Industrias CH SAB, Mexico’s biggest maker of specialized steel used in car engines, is missing out on a surge in automobile production as competitors’ increased output has lowered prices for the company’s core products.
Shares of Industrias CH have plummeted 15 percent this year to 74.87 pesos, the fourth-biggest drop among 35 stocks on Mexico’s benchmark IPC index, after sales slid 14 percent in 2013 and earnings before interest, taxes, depreciation and amortization tumbled 32 percent to 2.7 billion pesos ($207 million). Sales from the past 12 months fell 7 percent compared with the prior period, and eleven of 12 analysts surveyed by Bloomberg have sell or hold ratings on the stock that is posting its worst performance since 2008.
Industrias CH, whose customers include Chrysler Group LLC and Honda Motor Co., capped prices amid heightened competition even as costs rose and Mexico’s auto production climbed 7.9 percent in June from a year earlier, said Rodrigo Garcilazo, an analyst at Corporativo GBM. Increased output by competitors such as Gerdau SA and Nucor Corp. will produce a glut that will hamper Tlalnepantla, Mexico-based Industrias CH’s growth this year as specialized steel bars known as SBQ will grow 35 percent this year in North America, according to Garcilazo.

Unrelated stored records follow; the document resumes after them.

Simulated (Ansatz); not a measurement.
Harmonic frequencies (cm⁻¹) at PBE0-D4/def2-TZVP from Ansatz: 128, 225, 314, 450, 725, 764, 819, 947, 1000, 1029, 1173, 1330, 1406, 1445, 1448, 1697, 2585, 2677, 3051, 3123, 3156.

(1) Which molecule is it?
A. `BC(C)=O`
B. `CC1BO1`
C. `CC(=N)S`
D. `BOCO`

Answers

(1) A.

Shares of Industrias CH rose 1.3 percent, the most since July 4, to 75.58 pesos at the close of trading in Mexico City. A spokeswoman for Chrysler in Auburn Hills, Michigan, and a spokesman for Honda in Torrance, California, didn’t immediately respond to an e-mail and phone calls requests for comment on the lower sales.
Mexico is poised to overtake Brazil as the top Latin American automobile producer for the first time in more than a decade as surging exports to the U.S. spur factory openings and record output. Mexico’s ascent is being fueled in part of auto sales running at the fastest pace in almost eight years in the U.S., the country’s largest market. The boom coincides with a slump in Brazilian output through June as domestic demand cools.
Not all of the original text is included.